LOL... tell monkey sue I said "msp"
Oh I LOVE this story!!!!! I played marbles in PR too - and jacks and tiddly winks :-)
David - Yeah, isn't that a hoot!

Mime - I'll pass the word along - you know how she does EVERYTHING I suggest!

Pavanne - REALLY??? I didn't play tiddly winks in PR but I did play jacks. Somehow I never got the hang of jacks, though. But marbles, yeah. THAT'S good stuff!!!
Terrific story, Kit. r.
Great story! I love the line “Nah! I don’t love you that much!”
who knew you were an army brat kit (prolly everybody else on here!). i'm raising a few of those! great story and well told!
Keepsies? There is a word I have not heard in a long time.
This reminded me of the Twist Contest I won at age 10::)
Keep on Dancin..:)
Rated with hugs
Jonathan and Happy - Thanks!

bethybug - Yeah, I wasn't born into it (adoptive mother married a GI after her divorce when I was 8). It's an interesting world for a kid!

Linda - Oh, I LOVE that word! I'm pretty sure we did the twist that day - and the jerk, too. I remember I was dynamite with the jerk. And, ummm, no - I don't dance no more - these knees act like they're about 20 years older than the rest of me. Oh, I TRY to dance every now and then, but I look - well - peculiar. I mean, when I dance.

irishwolfhound - Thanks!

CC - LOL!! "gradeless" - now THAT's PRICELESS!!!! Thanks!

Sophie - Yeah, I've been wanting to tell this story for awhile. Glad you enjoyed it!
I've lost my marbles OVER a girl (she's typing away behind me), but never to one.
You are a wonderful story teller. I'm so glad you finally got around to telling this one!
You brought me back to the days we would party at the NCO (if the Officer's club "pit" was closed.)

LOVE to dance... (not so great with marbles)
YO - ;) BACK!!!!

Anna - Thanks - and me, too! This is a pretty fun story.

BR - I know EXACTLY what you mean - I got one at home, too!!!!

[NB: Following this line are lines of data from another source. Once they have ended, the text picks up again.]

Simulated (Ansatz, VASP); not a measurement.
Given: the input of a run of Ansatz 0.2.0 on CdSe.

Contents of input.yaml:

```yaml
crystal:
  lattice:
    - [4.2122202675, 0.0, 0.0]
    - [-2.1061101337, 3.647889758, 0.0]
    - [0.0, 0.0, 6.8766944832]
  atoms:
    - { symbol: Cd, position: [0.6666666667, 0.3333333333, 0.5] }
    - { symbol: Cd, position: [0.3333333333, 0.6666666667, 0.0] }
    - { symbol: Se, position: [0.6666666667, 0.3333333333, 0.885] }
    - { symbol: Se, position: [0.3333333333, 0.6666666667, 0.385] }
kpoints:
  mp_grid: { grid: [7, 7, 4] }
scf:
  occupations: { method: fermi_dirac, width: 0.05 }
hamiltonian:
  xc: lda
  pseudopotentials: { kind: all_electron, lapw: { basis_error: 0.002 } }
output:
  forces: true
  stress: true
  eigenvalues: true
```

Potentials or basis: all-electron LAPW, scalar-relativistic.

Amanda - an OFFICER'S kid??? You gotta be kidding me! I KNEW there was something about you! Say! Wanna play a little marbles???? (insert evil laughter)
Snicker. Snicker. Just kidding. Loved the story. Do you still shoot marbles?
Sheba - Yes, I do! For years, every Christmas I would give my nieces and nephews marbles and they'd play with me a time or two and then, well, NOT. My sister would laugh at them and say, "I WARNED you!"

She and I both collect marbles, but she won't play with me!!
This is just delightful, loved every word of it.
this is a great story, told well, and I wanted more. Kit, you were such a vixen!!!!!!!!! RRRRRRRRRRR
love the story:) ya know, i was a pretty good marbles player as a kid too...
army brat here too :) way different generation though, we were rougher around the edges than this story makes us sound ;) I'm surprised there weren't any physical fights in this story? That's what I remember from base life- it was fight after fight. Good sense of home and purpose and trust (there were even post signs for hitchhikers) but I remember so many fights it's not funny. They weren't rollicking good fun either, they were intense and desperate, and somehow shameful. *eh* *shrugs* different generation
Maybe it's because I have two daughters, but I love hearing stories where boys get their asses kicked by girls.
50-something military brats of the world unite!
Navy brat here. I totally relate to the ability to re-invent yourself at each new duty station.

Rated!
Great story, I love the way you put in the dialog.
So you are a marbles/dance shark?
sueinez - Glad you got a kick out of my little stroll down Memory Lane!

Bernadine - You are so correct!

Caroline - Thanks!

lemon - Yep. It's all in the wrist, huh! Well, and the thumb, maybe. I tell you what, I LOVE marbles!!!

H-J - Nah, I never saw any of the kids I went to school with in the military get into fights. Well, I mean there was that one little incident in 7th grade when I got pounded on by a bunch of 8th graders in the girls' locker room. But honestly, I sorta had that coming. But other than that, we mostly all got along real well....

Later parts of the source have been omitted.